The Moment That Freezes


August 2009: I nearly got us killed on the motorcycle in Hungary.

It was one of those humbling Oh My God did I really do that moments that never really leave you, but instead are called up by memory usually in the dead of night when you’re trying to get back to sleep. There are hard lessons learned in such moments, but they’ll haunt you.

It happens while we’re riding to Miskolc, a good-sized town about 112 miles from Budapest. We’re traveling from Kunova Teplica, Slovakia, where we visit Linda’s relatives, really nice people we haven’t seen since our first encounter in 2006.

We leave Kunova Teplica around 5 or 6 p.m. The sun is fading, but it’s only 50 miles to the hotel so I’m not really worried, even running in the dark. We’ve taken the bike from Vienna to Piestany to Zvolen to here, about 270 miles, and everything has gone smoothly. Even on the two-lane Slovak roads, which gave me the most foreboding, present no difficulty. I’ve been careful to move to the right when cars want through and drivers pass us with care.

Two-lane roads weave through the countryside that Slovakia and Hungary share. It reminds me of southwestern Pennsylvania. The towns are small and dimly lit and rear up in front of us as we approach and fade away in my mirrors as we sweep through.
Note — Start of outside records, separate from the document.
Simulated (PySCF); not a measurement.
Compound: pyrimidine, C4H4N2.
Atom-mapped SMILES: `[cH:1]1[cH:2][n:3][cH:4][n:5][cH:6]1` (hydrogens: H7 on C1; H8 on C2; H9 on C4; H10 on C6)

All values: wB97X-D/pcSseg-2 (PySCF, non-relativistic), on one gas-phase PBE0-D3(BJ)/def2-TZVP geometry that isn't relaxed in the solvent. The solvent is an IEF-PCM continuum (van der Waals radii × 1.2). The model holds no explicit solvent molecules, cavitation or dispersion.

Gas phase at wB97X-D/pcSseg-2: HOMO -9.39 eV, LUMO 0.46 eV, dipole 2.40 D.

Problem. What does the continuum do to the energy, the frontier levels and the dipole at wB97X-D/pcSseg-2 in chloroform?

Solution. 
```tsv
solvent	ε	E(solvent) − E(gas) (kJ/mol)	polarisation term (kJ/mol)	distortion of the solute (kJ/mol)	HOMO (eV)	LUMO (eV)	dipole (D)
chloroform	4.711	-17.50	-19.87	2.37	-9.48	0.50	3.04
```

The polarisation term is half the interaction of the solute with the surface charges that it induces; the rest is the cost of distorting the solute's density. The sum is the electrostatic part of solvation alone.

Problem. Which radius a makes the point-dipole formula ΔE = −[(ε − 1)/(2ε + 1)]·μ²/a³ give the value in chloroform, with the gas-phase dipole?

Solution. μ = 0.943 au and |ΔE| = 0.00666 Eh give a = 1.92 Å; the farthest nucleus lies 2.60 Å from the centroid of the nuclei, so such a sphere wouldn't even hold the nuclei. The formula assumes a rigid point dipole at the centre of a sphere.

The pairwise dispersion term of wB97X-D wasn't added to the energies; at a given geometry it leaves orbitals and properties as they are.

It’s dark by the time we cross the border, marked by a ghostly abandoned station that I would stop to examine if it weren’t so late. It’s easy to imagine barriers and soldiers with rifles, the whole Checkpoint Charlie thing.

But that was in the past. Tonight we speed through unhindered.

We reach Miskolc a short time later and Linda guides me from the passenger seat as we move through town.

We’re making good time and I have only to cross one intersection and make two left turns before we’re at our hotel — the Öreg Miskolcz Hotel és Étterem. The intersection is just ahead, a four-lane city street with a flashing yellow light so naturally I slow a bit to look for crossing traffic…

…and two cars from nowhere rocket through the intersection in front of us. I jump on both brakes, front and rear, and the BMW noses down and Linda slams into my back as we skid to a halt. I’m standing over the saddle with both boots on the ground and twin deathgrips on the clutch and brake levers. Below me, the bike is idling quietly at a thousand rpm but the adrenalin is surging. “Jesus Christ! What was that?” I yell inside my helmet and a few more cars race by.

“I don’t know!” Linda yells and I look at the lights and realize there are flashing yellow lights for the entire intersection. What is this, a malfunction?

Then I see the triangular YIELD sign, big as a billboard, on the street post. Instead of a flashing red to make you stop, the Hungarians use a flashing yellow and a yield sign.

I didn’t see it.

I didn’t see it, and by not seeing it I came within seconds of sailing us into oblivion in the intersection, where we would have been broadsided by Hungarian Speed Racers in black BMW sedans. It would have been my fault. I could have killed us both. I couldn’t believe it. I still can’t, months later, where the memory of those cars still makes me wince.

I thought I was doing pretty well on these European roads, but if I missed that, what else am I capable of missing and with what consequences?

We arrive safely at the Öreg Miskolcz Hotel a few minutes later and the night clerk is very kind and opens a gray gate and has me bring the bike inside. The building is old and Old-World elegant. Our room is on the fifth floor and is warm and stuffy so we leave the window open and I’m tired but can’t sleep and lie awake for hours, listening to the traffic rushing through the Hungarian night.